Shashi Kiran Shetty, executive chairman, Allcargo Logistics says the company’s 40 percent revenue growth has come on the back of its strategic acquisitions in US and Europe.
While such a revenue growth is unlikely to be repeated, Shetty says the company’s margins will come in double digits in the quarters to come.
Below is the transcript of Shashi Kiran Shetty’s interview to CNBC-TV18’s Latha Venkatesh and Sonia Shenoy
Latha: This is a fairly scotching pace of revenue growth. 40 percent revenue growth in multimodal transport, container traffic up 21.5 percent. Will you be able to maintain this multimodal transport growth which is your big segment at 40 percent?
A: The multimodal transport business has grown significantly mainly because of the acquisition that we did last year. We have done two acquisitions one in America where we are operating with line officers all over the country. Also we acquired two companies in Europe. So primarily the contribution is coming from those acquisitions and these acquisitions are very strategically achieved. One because we had no presence in the US which is such an important market for our business and that was the only missing link that we had in our global network. So that worked out extremely well for us and integration has been extremely smooth.
The other company we acquired was in Europe which was a company which is very specialised in handling the full container load business and that is a business now we are going to take globally because the customer base is the same, we have a global network already and quite a few of our offices are very active in the full container load business, so is the American acquisition that we did. So now with this acquisition we are now going to roll out full container load business all over the world and that should give us significant growth also going forward in the future.

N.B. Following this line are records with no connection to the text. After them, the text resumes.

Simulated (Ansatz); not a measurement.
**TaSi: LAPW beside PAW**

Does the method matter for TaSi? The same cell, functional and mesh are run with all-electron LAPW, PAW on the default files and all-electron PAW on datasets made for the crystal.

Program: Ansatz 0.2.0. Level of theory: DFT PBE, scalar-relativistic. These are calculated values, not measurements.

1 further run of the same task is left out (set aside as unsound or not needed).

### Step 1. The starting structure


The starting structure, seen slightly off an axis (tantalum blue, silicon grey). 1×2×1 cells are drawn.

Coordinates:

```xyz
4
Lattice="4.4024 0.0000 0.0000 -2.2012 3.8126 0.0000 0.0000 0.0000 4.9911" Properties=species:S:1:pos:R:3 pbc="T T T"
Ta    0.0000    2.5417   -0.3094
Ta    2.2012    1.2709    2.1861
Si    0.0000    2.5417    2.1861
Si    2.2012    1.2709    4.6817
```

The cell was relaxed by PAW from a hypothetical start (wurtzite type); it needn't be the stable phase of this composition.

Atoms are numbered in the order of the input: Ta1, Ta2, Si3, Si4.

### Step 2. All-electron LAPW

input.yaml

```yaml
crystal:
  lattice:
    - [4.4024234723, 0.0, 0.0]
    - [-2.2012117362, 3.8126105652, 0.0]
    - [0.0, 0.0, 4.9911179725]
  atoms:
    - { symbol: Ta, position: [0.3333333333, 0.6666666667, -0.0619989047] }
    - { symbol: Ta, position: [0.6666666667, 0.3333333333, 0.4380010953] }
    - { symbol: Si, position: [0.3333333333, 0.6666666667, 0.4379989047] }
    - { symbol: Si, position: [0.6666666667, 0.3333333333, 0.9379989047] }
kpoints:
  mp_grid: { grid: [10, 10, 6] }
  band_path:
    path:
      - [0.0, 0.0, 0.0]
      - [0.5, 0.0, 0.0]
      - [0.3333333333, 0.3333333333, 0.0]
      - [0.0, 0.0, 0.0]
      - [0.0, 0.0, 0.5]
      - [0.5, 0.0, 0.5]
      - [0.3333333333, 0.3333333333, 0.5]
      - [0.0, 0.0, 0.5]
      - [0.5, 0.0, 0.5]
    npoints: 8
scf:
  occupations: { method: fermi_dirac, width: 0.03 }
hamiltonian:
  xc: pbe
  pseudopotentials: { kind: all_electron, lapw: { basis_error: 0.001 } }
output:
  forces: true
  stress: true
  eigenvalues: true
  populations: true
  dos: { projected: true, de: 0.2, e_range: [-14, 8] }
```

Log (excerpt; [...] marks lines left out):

In addition to that we are making significant investment in our talent pipeline in terms of our people, management in China and in the US and also in South East Asia. These are all very important growing global markets for us.
Yes the growth is going to sustain but may not be 40 percent, that is yet to be seen but there is tremendous focus on the business and great opportunities.
Sonia: In your earlier conference call you had mentioned that once the market starts to stabilise you will look at more inorganic or rather more organic or inorganic acquisitions. Anything that you have lined up in say the next 6-12 months?
A: As a matter of fact our focus is now back on India. Last two years because we did lot of investments but the economy didn’t support these investments. Firstly those investments which are done couple of years ago are now going to come extremely handy with the economy reviving. Especially on the CFS business where we have almost double the installed capacity happened couple of years ago, that is one area where we are going to look at significant growth coming along. On the other hand we have quite a lot of equipments and the capabilities do the project transportation business.
As we speak the equipment rental business has already picked up quite significantly and that is going to drive the EBITDA growth in the coming quarters. Although the project transportation business is still not showing traction because not much is moving on the ground, but in the next few quarters that business is likely to also increase.
So we see next few quarters the project and equipment division and the costal shipping business is going to contribute a lot. As far as acquisitions are concerned as you know that we have already done about 10 acquisitions and we have been quite successful in integrating all of them. We are very actively looking at growing in the areas of contract logistics, in the area of ecommerce and cold chain capabilities in the country. So these are the areas where we are actively working on few target companies. I cannot disclose anything at the moment but we are very actively working on such growth in the future.
Latha: What is your debt, do you have free cash flow?
A: This year if everything goes well our cash generation will be somewhere in the region of Rs 520 crore in the financial year. Our debt is roughly about net of cash is about Rs 550 crore.
Sonia: The only niggling worry is despite a very good growth in revenues, your margins continue to remain around that 7-8 percent mark. At the end of FY14 it was 8 percent, now at the end of this quarter as well it is 8 percent. When do you think you will be able to get into double digit margins? Would it be by the end of this year?
A: If you look at the global peers in our business, their EBITDA margin is actually lower than ours. Two, we have some businesses where we have EBITDA margin of about 5-6 percent but we have high margin businesses in India. So combined you see them roughly around about 9 percent which was actually 10 percent last year. As you know the global shipping business is under pressure right now so overall the freight rates are low and we are in the freight business, the arbitrage what we make between buy and sell.
When the freight rates goes down our arbitrage also goes down to some extent and as freight markets pick up the arbitrage gets better. So this is a normal phenomenon in our business and since we are asset light in that business it doesn’t really affect so much in terms of the company’s financials. But we do expect the margins to significantly go up because of the growth in the CFS business and the project equipment business which is a high margin business. Coming quarters our margins should be getting back to the double digit figures of roughly about 10-11 percent.